This season, Bournemouth have been a fascinating combination of good, bad, unlucky and well, unlucky.  We have seen them post reasonably solid shooting numbers, especially on the defensive end and shown solid territorial and passing work yet their save percentage has been at an all time historical low, something that has been unavoidable due to them serving up a raft of good chances from beneficial locations.  All this is borne out in the Big Chance stats.  Worryingly for them, they have an extremely low For and high Against rates (1.00/game and 2.47/game) and both are going in at a high rate (47% and 59%). That volume difference resembles that of doomed teams of yore like Reading 2012-13, Bolton 2011-12 or Blackpool 2010-11, but these were teams who had bad shots against numbers overall, not under 11 per game.

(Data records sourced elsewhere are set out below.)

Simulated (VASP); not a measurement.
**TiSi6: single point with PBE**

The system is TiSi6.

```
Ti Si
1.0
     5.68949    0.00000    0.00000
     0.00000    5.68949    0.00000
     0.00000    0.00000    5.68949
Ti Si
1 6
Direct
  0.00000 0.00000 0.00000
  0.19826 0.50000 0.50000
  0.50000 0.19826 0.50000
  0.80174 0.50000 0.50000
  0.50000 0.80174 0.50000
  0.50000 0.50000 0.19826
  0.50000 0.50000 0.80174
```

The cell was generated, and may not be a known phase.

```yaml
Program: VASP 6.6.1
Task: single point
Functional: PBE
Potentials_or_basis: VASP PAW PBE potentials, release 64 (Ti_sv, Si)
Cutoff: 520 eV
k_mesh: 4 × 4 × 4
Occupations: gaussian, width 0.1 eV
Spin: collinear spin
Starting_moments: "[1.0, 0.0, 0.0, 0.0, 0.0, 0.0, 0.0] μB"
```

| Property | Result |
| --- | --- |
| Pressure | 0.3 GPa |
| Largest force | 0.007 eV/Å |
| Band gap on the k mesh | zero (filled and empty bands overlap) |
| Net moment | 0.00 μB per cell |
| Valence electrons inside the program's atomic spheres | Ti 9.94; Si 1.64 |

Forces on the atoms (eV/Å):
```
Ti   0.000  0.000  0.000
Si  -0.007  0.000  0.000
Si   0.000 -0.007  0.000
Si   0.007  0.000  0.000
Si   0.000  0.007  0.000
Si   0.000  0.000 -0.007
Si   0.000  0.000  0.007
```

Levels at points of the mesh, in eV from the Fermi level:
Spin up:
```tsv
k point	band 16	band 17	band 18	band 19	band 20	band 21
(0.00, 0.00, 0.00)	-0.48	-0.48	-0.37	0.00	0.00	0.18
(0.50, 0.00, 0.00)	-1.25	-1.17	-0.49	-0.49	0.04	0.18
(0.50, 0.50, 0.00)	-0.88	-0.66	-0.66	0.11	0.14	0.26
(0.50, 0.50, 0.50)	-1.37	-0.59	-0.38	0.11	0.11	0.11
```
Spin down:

They remain vulnerable but are hard to truly understand. Occasionally you find teams that legitimately stand alone and for now Bournemouth fit the bill.

Other notes

  • Only Hull and Villa last year created Big Chances at a rate lower than this year’s Chelsea (0.92/game vs 0.93/game)
  • Norwich rate against is bad: 2.73 against looks like relegation level
  • Liverpool’s rate was high, 2.4+/game 2011-12 until it topped out in 2013-14, the season and a half since have seen decent overall shot volumes but Big Chance rates of under 1.5/game.
  • Ditto post Ferguson Utd teams
  • Leicester have conceded 13/19- a huge 68%… are they better than they even seem?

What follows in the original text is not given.